To learn more about these issues you may contact me at
www.shearlaw.com.

Copyright 2011 by the Law Office of Bradley S. Shear, LLC. All rights reserved.

Friday, October 21, 2011

Missouri repeals social media ban aimed at online student teacher interaction

Missouri repealed its recently enacted student-teacher social media ban which prohibited students and teachers from interacting with each other online. I wrote about the law on August 2, 2011 and at the time stated:

"there is a tremendous lack of understanding regarding social media by elected officials across the country. Does Missouri have a law that bans teachers and students from being able to join the same Churches, Mosques, and Synagogues? Does Missouri have a law that bans teachers from interacting with students in activities outside of the school environment?...This new law is an over-reaction and will most likely soon be challenged and eventually overturned."

Missouri did the right thing in repealing the law because it not only infringed on First Amendment rights but it would also be very difficult if not impossible to enforce. When enacting new legislation lawmakers must understand exactly how the law works and how it may affect constitutional rights.

To learn more about these issues you may contact me at www.shearlaw.com.

Copyright 2011 by the Law Office of Bradley S. Shear, LLC. All rights reserved.

Thursday, October 13, 2011

Will the 4th Amendment protect us in the Social Media Age?

Since entering law school in the Fall of 1995, I have watched how the law has evolved to deal with the issues inherent in the Internet Age and now the Social Media Age. The proliferation of cellphones, laptops, Blackberries, iPhones, iPads, Droids, etc... enables us to house our entire lives in one portable electronic device.
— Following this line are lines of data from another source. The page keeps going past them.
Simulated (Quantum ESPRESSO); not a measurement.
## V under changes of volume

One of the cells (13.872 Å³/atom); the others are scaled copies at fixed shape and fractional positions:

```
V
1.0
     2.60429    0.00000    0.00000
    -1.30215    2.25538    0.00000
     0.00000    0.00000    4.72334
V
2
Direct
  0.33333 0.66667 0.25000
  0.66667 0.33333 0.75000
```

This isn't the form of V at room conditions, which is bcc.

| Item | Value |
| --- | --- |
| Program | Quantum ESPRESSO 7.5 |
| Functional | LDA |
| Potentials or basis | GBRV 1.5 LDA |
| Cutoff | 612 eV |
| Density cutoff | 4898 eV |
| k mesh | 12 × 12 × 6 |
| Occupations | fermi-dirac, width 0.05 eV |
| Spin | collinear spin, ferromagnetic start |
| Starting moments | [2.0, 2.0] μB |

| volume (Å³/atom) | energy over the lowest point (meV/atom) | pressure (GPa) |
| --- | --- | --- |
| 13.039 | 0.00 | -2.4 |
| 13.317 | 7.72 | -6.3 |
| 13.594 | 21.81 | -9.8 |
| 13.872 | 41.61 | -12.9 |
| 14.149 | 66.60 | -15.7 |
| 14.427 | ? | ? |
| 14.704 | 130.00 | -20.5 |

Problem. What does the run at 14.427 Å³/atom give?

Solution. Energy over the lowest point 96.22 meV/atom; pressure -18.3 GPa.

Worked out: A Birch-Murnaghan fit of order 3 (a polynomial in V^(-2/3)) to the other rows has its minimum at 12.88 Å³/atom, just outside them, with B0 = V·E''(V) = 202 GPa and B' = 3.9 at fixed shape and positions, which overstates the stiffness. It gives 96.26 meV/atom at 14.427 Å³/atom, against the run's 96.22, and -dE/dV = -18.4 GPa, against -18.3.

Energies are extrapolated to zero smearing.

It is great to have all of our personal information easily accessible in one place. However, with all of this technology there are many privacy issues that need to be addressed. For example, does the government have the right to access the data contained in our cell phones and other personal electronic devices without a warrant?

In California, Governor Jerry Brown vetoed legislation that would have required a warrant to search the cell phone of a person who has been arrested. This decision by Governor Brown demonstrates a lack of understanding of technology and how we are using it. Cellphones and other personal electronic devices along with our electronic accounts contain a tremendous amount of personal information.

Searching our cell phones, Droids, Blackberries, iPhones, etc....may be akin to searching our homes. Some people keep more private information on their personal electronic devices than in their home so our personal electronic devices should have the same 4th Amendment protections that apply to our homes. California allows law enforcement officials to search a person's cell phone without a warrant if they arrested. However, in Ohio, a warrant is required to search a cell phone unless it is necessary to preserve evidence or unless it is necessary for an officer's safety.

Unless there are exigent circumstances, law enforcement should have no right to search our personal electronic devices unless they have a warrant. We live in a world where all of our personal information can be carried around with us in a small electronic device. Therefore, it is time for the 4th Amendment's protections to account for the Social Media Age.

To learn more about these issues you may contact me at www.shearlaw.com.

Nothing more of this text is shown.